Recipe: Index Your WordPress Blog

WordPress lets you export your entire blog as an XML file (WXR format). With a short Lua connector, you can parse that export and make every post searchable by your AI tools — no plugins, no WordPress API, no PHP.

This is what you need when you want to ask Cursor “What did I write about Kubernetes last year?” and get an actual answer grounded in your own writing.

Step 1: Export your WordPress content

In your WordPress admin, go to Tools → Export → All content → Download Export File. You’ll get an XML file like wordpress-export.xml.

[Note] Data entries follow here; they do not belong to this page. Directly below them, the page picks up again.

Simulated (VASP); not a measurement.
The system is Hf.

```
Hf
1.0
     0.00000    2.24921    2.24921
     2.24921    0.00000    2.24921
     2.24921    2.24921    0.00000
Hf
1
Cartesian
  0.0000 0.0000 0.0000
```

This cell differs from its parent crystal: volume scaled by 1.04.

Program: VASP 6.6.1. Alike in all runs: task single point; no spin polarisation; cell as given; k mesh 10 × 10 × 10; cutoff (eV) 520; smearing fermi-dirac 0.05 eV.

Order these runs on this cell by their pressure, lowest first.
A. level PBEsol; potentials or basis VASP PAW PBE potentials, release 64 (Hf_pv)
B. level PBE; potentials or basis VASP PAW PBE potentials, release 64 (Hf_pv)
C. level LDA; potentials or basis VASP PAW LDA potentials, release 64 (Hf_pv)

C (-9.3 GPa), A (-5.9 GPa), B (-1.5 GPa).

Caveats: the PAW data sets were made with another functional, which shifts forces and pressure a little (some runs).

Step 2: Write the connector

Create connectors/wordpress.lua and put the XML file next to it:

connectors/
  wordpress.lua
  wordpress-export.xml

Here’s the full connector — it pattern-matches the WXR XML to extract posts:

connector = {}
connector.name = "wordpress"
connector.description = "Parse WordPress WXR XML export into individual posts"

function connector.scan(config)
    local xml = fs.read(config.file or "wordpress-export.xml")
    local items = {}

    for item_block in xml:gmatch("<item>(.-)</item>") do
        local title = item_block:match("<title>(.-)</title>") or "Untitled"
        local post_type = item_block:match("<wp:post_type><!%[CDATA%[(.-)%]%]>") or "post"

        -- Only index posts and pages, skip attachments/nav items
        if post_type == "post" or post_type == "page" then
            local link = item_block:match("<link>(.-)</link>") or ""
            local pub_date = item_block:match("<pubDate>(.-)</pubDate>") or ""
            local creator = item_block:match("<dc:creator><!%[CDATA%[(.-)%]%]>") or ""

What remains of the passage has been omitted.